Sessions Organized by the NSYR at the 2006 Annual Meeting of the Society for the Scientific Study of Religion
At the 2006 Annual Meeting of the Society for the Scientific Study of Religion (SSSR), held on October 19-22 in Portland, OR, the National Study of Youth and Religion is organizing six sessions. Some of the presentations in these sessions will include findings from NSYR data collection.
The first session organized by the NSYR at the conference, will be held on Thursday, October 19, 2006 from 1:15 to 2:45 pm, and is titled, Religious and cultural identity among U.S. Jewish adolescents. It is organized by Christian Smith, and will be convened by Youn Ok Lee, of the University of North Carolina at Chapel Hill. Presentations will include: 'Are there distinctly 'cultural jews'?: Exploring new avenues of Jewish identity for American adolescents' from Maria W. Van Ryn of the University of North Carolina at Chapel Hill; 'Jewish community and generation X' from Tobin Belzer, of the University of Southern California; and 'From generation to generation: Religious behavior among Jewish college students' from Ariela Keysar, of Trinity College.
On Friday, October 20, 2006 from 8:30 to 10:00 am, the second NSYR organized session, Religiosity during the transition into and out of high school: Preliminary findings from Wave 2 of the National Study of Youth and Religion (NSYR,) will be held. For this session Terri Clark, the NSYR Wave 2 Project Manager, will present 'NSYR goes longitudinal: Methodological details of Wave 2 of the National Study of Youth and Religion'. Lisa D. Pearce, a NSYR co-Principle Investigator and Assistant Professor of Sociology at UNC Chapel Hill will address 'Patterns of religiosity in the lives of American youth'. Youn Ok Lee, from the University of North Carolina, will present 'Dramatic adolescent religious change: Preliminary findings from the National Study of Youth and Religion'. Finally, Daniel Nilsson DeHanas, from the University of North Carolina at Chapel Hill, will address 'Outcomes related to religious change in youth'.

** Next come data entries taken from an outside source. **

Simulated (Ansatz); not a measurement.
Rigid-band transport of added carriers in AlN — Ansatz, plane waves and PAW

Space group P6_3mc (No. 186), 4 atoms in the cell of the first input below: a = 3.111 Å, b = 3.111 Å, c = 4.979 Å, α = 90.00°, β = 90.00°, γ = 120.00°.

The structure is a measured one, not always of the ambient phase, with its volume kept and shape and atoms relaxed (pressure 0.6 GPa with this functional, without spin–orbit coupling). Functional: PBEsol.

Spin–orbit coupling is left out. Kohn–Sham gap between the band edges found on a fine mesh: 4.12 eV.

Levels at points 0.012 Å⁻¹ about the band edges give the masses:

The next session is on Friday, October 20, 2006, from 10:15 to 11:45 am. It will be convened by Kelly Schwartz, from Alliance University College, and is titled, The Religiosity of U.S. Adolescents. Christian Smith, the NSYR Principal Investigator and Professor of Sociology at the University of Notre Dame, is the session organizer. The presentations in this session include: 'Early life course factors in shaping religious involvement in adolescence', from Lisa D. Pearce, Daniel DeHanas, Youn Ok Lee, and Maria W. Van Ryn, from the University of North Carolina at Chapel Hill; 'Higher education and change in religious belief and practice: A longitudinal analysis' from Jonathan Hill, of the University of Notre Dame; and 'Religious exclusivism among U.S. adolescents' from Jenny Trinitapoli of the University of Texas at Austin.
Another session on Friday, October 20, 2006, held from 1:15 to 2:45 pm, is titled, Religion and life outcomes for U.S. adolescents I. This session is organized by Christian Smith. Presentations for this session will include: 'Does religion create barriers to success in public schools?' from David Sikkink of the University of Notre Dame; 'Congregational social support and the quality of parent-teen relationships' from Melinda Lundquist Denton of Clemson University; 'Parental religion and youth volunteering: Explaining the link' from Kraig Beyerlein, of the University of Arizona; and 'City-sized faith: Predicting thriving and risk outcomes in urban and non-urban youth' from Kelly Schwartz of Alliance University College.
The last session on Friday, scheduled from 3:00 to 4:30 pm, is organized by Christian Smith. The session is titled, Religious identity and faith among U.S. Catholic adolescents. For this session, Emily Elizabeth Smith, of the University of North Carolina at Chapel Hill, will present 'U.S. Roman Catholic teenagers and the importance of religious faith'; Ken Johnson-Mondragon, of the Instituto Fe y Vida, will present 'Religious practices of adolescent Hispanics: A comparison of Catholic and Protestant teens in the U.S.'; and Charlotte McCorquedale and Leigh Sterten, of the Ministry Training Source, will present 'The Catholic Church and Catholic young people: What are the essential questions from the Church's perspective?'.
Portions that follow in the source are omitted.